Leadership Changes at OSSA: Larry Deal

Posted by on Oct 17, 2019

New Communications Officer and outgoing President, Larry Deal

Our organization is welcoming new leadership for the first time in nearly five years. We’ll be posting a series of articles over the next couple of weeks to introduce our new officers. We invite you to follow along and get to know us a little bit better.

The association of the 14 Brokerages (Oregon Support Services Association) formed back in 2010, as a way to work together to achieve our common goals. Since 2015, Larry Deal has served OSSA as its President, offering wise counsel and thoughtful planning to the association as we have grown. Elected at the same time as Executive Director Katie Rose was hired, the two have worked closely together to negotiate the best possible way forward at every fork in the path. Larry is a humble person who is more comfortable behind the scenes than in front, but anyone who knows him can attest to his creativity, insight, and passion for making things better.

Larry is stepping down as President to make way for new energy, but he will remain with OSSA as our Communications Officer, a role he filled for the first few years of our life. With a flare for visual art and a dedication to expressing complex concepts simply, we are grateful to have him back in the position. Enjoy the interview with our new Communications Officer, Larry Deal.

Tell us a little bit about your professional experience with Brokerages.

Following many years providing direct support and supported living management in Seattle and Tucson, I moved to Oregon at the perfect time. It was 2001 and brokerages were just forming. I was a skills trainer/contractor for early brokerage customers, then landed a position as a Personal Agent. Fast forward a few years and I, along with several extraordinary community members and peers, co-founded the state’s tenth brokerage, Independence Northwest, in 2006. For the past twelve years, I’ve had the honor of being INW’s Executive Director, where we offer brokerage services to a little more than 500 people in the Portland tri-county region.

What is one thing you’ve accomplished professionally that you’re proud of?

In 2007, the state was rushing to meet the terms of the Staley Settlement and Independence Northwest had just been awarded the contract to open the newest brokerage in the Portland metro region. Over an eighteen-month period, we enrolled 450 people into services. It was a tall, tall charge and much more than just case management enrollment. Beyond providing Personal Agent services, our team worked with local self-advocates, families, and organizations to develop new resources, form community partnerships, and expand provider capacity. It was exhausting and it was extraordinarily rewarding.

It is remarkable to see what happens when people receive the right supports. People INW started serving a decade back are now living on their own, getting married, starting their own businesses. It’s an honor for me and my team to witness and play a role in creating community connections. This isn’t just about the changes in our customers’ lives – it’s also about the changing the structure and understanding of the communities we live in.

Give us one hope you have for Brokerage services in Oregon.

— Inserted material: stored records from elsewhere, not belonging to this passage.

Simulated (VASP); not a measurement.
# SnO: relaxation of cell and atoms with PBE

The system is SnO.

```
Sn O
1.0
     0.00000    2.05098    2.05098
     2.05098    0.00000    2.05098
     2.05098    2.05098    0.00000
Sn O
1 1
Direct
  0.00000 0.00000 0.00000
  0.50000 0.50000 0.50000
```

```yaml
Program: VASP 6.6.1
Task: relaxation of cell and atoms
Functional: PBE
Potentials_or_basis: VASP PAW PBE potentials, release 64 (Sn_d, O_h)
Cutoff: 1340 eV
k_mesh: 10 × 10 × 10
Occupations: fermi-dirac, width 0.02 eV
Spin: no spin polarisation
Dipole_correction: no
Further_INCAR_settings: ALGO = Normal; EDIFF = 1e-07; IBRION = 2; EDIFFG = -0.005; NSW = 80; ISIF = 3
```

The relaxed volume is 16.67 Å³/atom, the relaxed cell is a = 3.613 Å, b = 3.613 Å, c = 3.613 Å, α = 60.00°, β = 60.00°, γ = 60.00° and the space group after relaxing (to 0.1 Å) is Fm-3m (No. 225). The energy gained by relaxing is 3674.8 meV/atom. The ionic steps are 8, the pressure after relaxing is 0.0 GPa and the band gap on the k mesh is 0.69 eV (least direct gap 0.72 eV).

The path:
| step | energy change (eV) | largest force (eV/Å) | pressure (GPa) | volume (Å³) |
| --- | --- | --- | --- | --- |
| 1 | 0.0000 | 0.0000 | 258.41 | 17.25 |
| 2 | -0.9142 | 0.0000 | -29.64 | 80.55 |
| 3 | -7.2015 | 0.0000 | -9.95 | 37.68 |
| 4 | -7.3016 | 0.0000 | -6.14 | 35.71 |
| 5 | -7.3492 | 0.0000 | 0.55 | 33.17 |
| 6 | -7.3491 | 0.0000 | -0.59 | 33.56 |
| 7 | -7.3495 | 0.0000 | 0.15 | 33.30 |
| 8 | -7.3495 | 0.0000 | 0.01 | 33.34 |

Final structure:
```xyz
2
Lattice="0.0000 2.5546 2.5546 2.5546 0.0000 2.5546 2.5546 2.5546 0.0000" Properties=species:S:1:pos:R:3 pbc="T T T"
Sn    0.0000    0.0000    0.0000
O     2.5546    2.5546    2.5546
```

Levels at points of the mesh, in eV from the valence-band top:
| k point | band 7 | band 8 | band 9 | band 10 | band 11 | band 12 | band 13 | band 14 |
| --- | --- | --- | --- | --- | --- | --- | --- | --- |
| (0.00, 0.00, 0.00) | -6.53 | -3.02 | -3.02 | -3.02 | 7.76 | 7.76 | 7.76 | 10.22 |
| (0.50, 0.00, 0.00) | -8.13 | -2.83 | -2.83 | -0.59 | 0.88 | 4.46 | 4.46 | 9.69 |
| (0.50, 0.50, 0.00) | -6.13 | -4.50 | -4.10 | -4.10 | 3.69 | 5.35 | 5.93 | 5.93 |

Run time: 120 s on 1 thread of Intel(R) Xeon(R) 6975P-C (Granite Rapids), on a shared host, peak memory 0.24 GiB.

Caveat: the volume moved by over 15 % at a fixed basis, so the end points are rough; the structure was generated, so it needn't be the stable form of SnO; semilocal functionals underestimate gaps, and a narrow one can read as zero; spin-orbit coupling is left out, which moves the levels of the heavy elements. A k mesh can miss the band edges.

Over a half decade ago, language across the service delivery system changed and I hope for some course correction soon. The word “Goal” was removed from plans, replaced by “Desired Outcomes.”  Instead of offering “Community Living Supports,” Oregon began offering “Attendant Care.” Respite supports for caregivers were rebranded as “Relief Care.”  Language matters – it’s what humans use to describe and understand ourselves and our actions. Regressive changes to language have the power to alter perspectives and lower expectations (of self and service). Oregon has long been at the forefront of progressive services – the words we use should reflect and illuminate that for people with disabilities and their families.

Which is your favorite holiday, and why?

Halloween.  Because it happens in October, best month of the year.